As schools become more focused on continuous improvement and the development of growth mindsets, educators continue to evaluate how they can assess their students’ learning to better inform instructional practices. This is foundational to both teachers and their administrators.
Danielle Grasso Vinas, Assistant Principal of Crescent Heights Social Justice & S.T.E.A.M. Magnet Elementary School, is excited about the prospect of redesigning traditional approaches to assessment and instruction. Here, the former elementary classroom teacher and math teacher advisor shares her thoughts on personalizing learning for individuals’ needs—and her school’s preferred platform for doing just that.
EdSurge: There is a lot of discussion right now about learning loss and learning gaps. What’s your perspective on these topics?
Grasso Vinas: Honestly, I find the term ‘learning loss’ difficult to digest. I think educators should refuse to subscribe to this idea. There has not been learning loss, but rather different types of learning. People are exactly where they need to be at this time. All of us have dealt with difficult challenges this last year and a half.
Educators have the responsibility to see where students are, what they know and how we can expand what they know. I understand the concern that students are not making specific metrics for the precise moment. But maybe it’s making us take a closer and better look at learning and what is relevant. It’s a good opportunity to evaluate and examine the metrics to see if they make sense for all of our learners and consider how we can work to personalize learning for the individual, rather than the average.
I think we need to do some serious instructional reflection. We need to re-evaluate our goals and how we meet them. This is an ideal time to re-examine anything that is standardized—standards, frameworks and assessments. How can we personalize things that have historically been standardized to see if they meet every individual learner’s needs?

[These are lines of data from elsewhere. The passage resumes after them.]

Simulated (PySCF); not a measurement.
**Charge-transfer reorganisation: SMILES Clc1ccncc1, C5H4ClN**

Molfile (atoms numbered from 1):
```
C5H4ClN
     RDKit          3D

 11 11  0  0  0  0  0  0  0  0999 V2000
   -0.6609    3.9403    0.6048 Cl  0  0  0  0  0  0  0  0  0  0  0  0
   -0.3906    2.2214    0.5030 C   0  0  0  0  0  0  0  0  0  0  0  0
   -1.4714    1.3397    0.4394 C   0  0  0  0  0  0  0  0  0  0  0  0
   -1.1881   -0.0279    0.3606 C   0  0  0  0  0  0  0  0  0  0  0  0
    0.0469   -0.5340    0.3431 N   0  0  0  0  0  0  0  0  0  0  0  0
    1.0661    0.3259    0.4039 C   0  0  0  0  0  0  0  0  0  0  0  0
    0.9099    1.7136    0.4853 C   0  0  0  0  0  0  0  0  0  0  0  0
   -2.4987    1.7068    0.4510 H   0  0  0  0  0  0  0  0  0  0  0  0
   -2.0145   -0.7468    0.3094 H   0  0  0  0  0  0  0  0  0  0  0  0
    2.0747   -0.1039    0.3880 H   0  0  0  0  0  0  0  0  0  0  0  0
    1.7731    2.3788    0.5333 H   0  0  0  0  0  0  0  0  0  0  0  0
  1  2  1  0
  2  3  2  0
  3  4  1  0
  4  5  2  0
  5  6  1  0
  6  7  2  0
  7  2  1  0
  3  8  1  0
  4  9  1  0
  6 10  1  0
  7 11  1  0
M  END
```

We now have the perfect opportunity to shift the responsibility from adults to students—in order to drive their own instruction. We can use pre-tests to see what they know and then design experiences that extend or enhance their learning. We need to address learning through the zone of proximal development and relevance of content to students and the world at large.
Which strategies or tools do your teachers use to determine exactly where each student is at a given moment?
Our district uses Edulastic three times a year for common formative assessments. Teachers at our school site, as well as many others in our district, use Edulastic more often than that. The Edulastic assessments offer a great deal of diverse applications.
Teachers are also able to create standards-based assessments with as many questions as they like. They can create very relevant formative assessments at any time. Teachers have the option of creating their own questions or using the bank of questions provided in Edulastic. Teachers get data reports from each assessment. They can see how many minutes students spend on any question.
The diverse data is also helpful from an administrative perspective. For example, when a grade level gives a common formative assessment, we can look on the back end to start the conversations with teachers about how to personalize the learning and/or develop intervention learning plans.
Has this changed the way you assess students and monitor progress?
Before Edulastic, the assessments were often done with paper and pencil. Sometimes, we used assessments aligned from a specific curriculum; some teachers created questions based on the California framework. It was a quantitative and qualitative approach. The challenge was that the data report had to be created by the teachers.
In Edulastic, the quantitative data is automatically available and allows the teachers to design the qualitative data that’s going to accompany that. This leads to much better conferencing with students and supports them individually. The data from Edulastic allows us to identify individual needs and develop personalized qualitative data.
Working with our district, Edulastic has put together great resources to help with assessments. For example, there are great YouTube videos to help teachers understand the platform and the data analysis.
How do you use Edulastic to address your school’s specific needs?
One of the things that our district and Edulastic did together was to partner on using the California framework first to see what students needed to know each year developmentally. We co-created assessments to make sure there were familiar contexts, number choices and strategies students were expected to know. If something was not in the framework, we came back and said that it was not relevant. These types of things were then removed from the assessments. We vetted everything before it was implemented, and it’s been revised many times.
Teachers use the platform to choose and use questions based on who their students are. Teachers have tremendous autonomy with assessment implementation. As an administrator, I can see the whole school’s data very comprehensively and seamlessly. It also feeds well through our school management system.
I know some schools are using Edulastic for data talks with teachers. Some are using this with breakthrough teams, using improvement science principles. It’s a great way to capture data and then use it for the continuous improvement cycle model.
Edulastic’s insight function gives administrators and teachers an understanding of where students are based on any assessments. There is a completion report, and when we drill down on the data, we can look at student achievement by standard. We can see students’ strengths and areas to grow. We can use what they do well to help them grow in areas of need.
We can also look at students through demographic pieces with the insight function. We can sort students to inform flexible strategy groups, intervention areas and other personalized approaches. The demographic data helps us to use an equity lens by examining what factors are supporting students in one subgroup that are doing well and applying those principles to students in the same subgroup that are not yet doing as well. The data platform can also be used to support peer tutoring. The insight function is very powerful.